Ram ProMaster City Tradesman Cargo
The Ram ProMaster City Tradesman Cargo is slated to get an electric variant in the coming years. Stellantis

Mercedes-Benz sells vans under the Sprinter brand. The all-electric eSprinter, which Mercedes has sold in Europe since 2019, is expected to go on sale in the U.S. in 2023 as part of a new generation. The van will be built in South Carolina on Mercedes' new Electric Versatility Platform, which the company says can be used to configure a variety of commercial vehicles.

Currently, Mercedes offers its European eSprinter customers consulting services that cover charging and procurement, and also how best to utilize Mercedes Me Connect, the company's digital suite that monitors maintenance, traffic, charging infrastructure and range.

Ford's new electric vehicle ecosystem strategy is currently centered around two new vehicles: the 2022 Ford E-Transit and the 2022 Ford F-150 Lightning.

The E-Transit, the all-electric version of the company's popular commercial van, first debuted in 2020. The van has an estimated range of about 125 miles and starts at $43,295, slightly more expensive than the gasoline-powered 2022 Ford Transit at $42,600.

2022 Ford E-Transit
The Ford E-Transit van has an all-electric powertrain. Ford Motor Company

Also on the horizon is the F-150 Lightning, which debuted in 2021. The Pro version, geared toward commercial customers, starts at $39,974 and is rated for 230 miles of range.

Both vehicles will serve as centerpieces to Ford's overall commercial vehicle electrification and connectivity strategy.

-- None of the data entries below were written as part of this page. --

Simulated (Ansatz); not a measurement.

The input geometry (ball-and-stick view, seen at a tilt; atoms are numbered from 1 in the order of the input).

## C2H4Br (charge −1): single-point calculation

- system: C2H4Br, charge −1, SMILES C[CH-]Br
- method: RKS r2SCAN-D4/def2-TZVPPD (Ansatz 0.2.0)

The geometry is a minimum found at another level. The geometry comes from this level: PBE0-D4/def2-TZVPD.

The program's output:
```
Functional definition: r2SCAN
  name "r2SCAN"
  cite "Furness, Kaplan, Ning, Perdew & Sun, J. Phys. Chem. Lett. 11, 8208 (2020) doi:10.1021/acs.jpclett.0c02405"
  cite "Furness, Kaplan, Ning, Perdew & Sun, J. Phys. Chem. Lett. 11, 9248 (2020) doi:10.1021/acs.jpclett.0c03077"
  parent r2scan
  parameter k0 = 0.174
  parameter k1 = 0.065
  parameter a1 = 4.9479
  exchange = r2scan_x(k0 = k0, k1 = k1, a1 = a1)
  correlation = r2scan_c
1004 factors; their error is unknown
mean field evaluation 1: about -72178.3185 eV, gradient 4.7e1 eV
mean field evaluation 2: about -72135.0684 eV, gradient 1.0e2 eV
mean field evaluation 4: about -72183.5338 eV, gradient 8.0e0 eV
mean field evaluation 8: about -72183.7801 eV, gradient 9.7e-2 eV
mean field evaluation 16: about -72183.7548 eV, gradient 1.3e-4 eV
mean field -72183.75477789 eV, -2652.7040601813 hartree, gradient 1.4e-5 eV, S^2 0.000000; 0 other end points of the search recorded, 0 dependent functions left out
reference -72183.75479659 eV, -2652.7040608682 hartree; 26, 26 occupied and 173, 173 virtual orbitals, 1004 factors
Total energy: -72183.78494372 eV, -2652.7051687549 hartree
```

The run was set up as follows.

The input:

Ford says that its commercial division, Ford Pro, is going full force into the EV future with the launch of Ford Pro Intelligence, a top-to-bottom consulting and software service for businesses of any size looking to utilize electric vehicles for their commercial fleets.

The company aims to provide businesses with real-time fleet management software, maintenance, telematics, charging solutions and more with Ford Pro Intelligence, a one-stop commercial business subscription solution.

With the goal of creating a fully integrated commercial vehicle ecosystem, Ford Pro will offer Salesforce-powered cloud-computing technology to allow fleet managers to make decisions using up-to-the-minute information generated from each connected vehicle in their fleet, electric or gas-powered.

A connected fleet manager can track their drivers' location and driving habits, how much is left on their vehicle's battery, set charging limits and schedule maintenance.

Stephanie Brinley, principal automotive analyst at IHS Markit, told Newsweek that Ford is leveraging its relationships with commercial customers to secure a foothold in the coming EV transition, which she argues will take decades to fully realize.

"What they're doing is all the groundwork that'll make sure that they can play, be super competitive and in that process help educate commercial buyers and how this really can work for them," she said.

Farley, in a conversation with Newsweek, said that the company is working to create the financing structure necessary to provide customizable real estate financing options for business owners that lack the charging infrastructure to support an EV fleet.

2022 Ford F-150 Lightning Pro
The Ford F-150 Lightning Pro is designed for an active work environment. Ford Motor Company

Regulatory changes to Ford Credit, the company's financing segment, would need to be enacted for the company to offer that service.

Farley indicated in the same conversation that the company was most likely interested in chartering Ford Credit as an industrial bank in Utah.

An industrial bank is a financial institution that can loan money but doesn't need to be owned by a financial parent company. The structure is subject to much of the same federal regulations that govern other banking setups.

Originally started around 1910 to expand credit access to industrial workers, Utah accounted for 93.5 percent of all industrial bank assets in the U.S. in 2020, according to a study from the University of Utah.

Other states that offer industrial bank charters are California, Colorado, Indiana, Hawaii, Minnesota and Nevada.

Ford Pro CEO Ted Cannis told Newsweek last week that the division's model is designed to work for commercial customers of all sizes. The flexibility of configuration that the company has with its commercial vans and trucks can be emulated by the services Ford Pro plans to offer businesses.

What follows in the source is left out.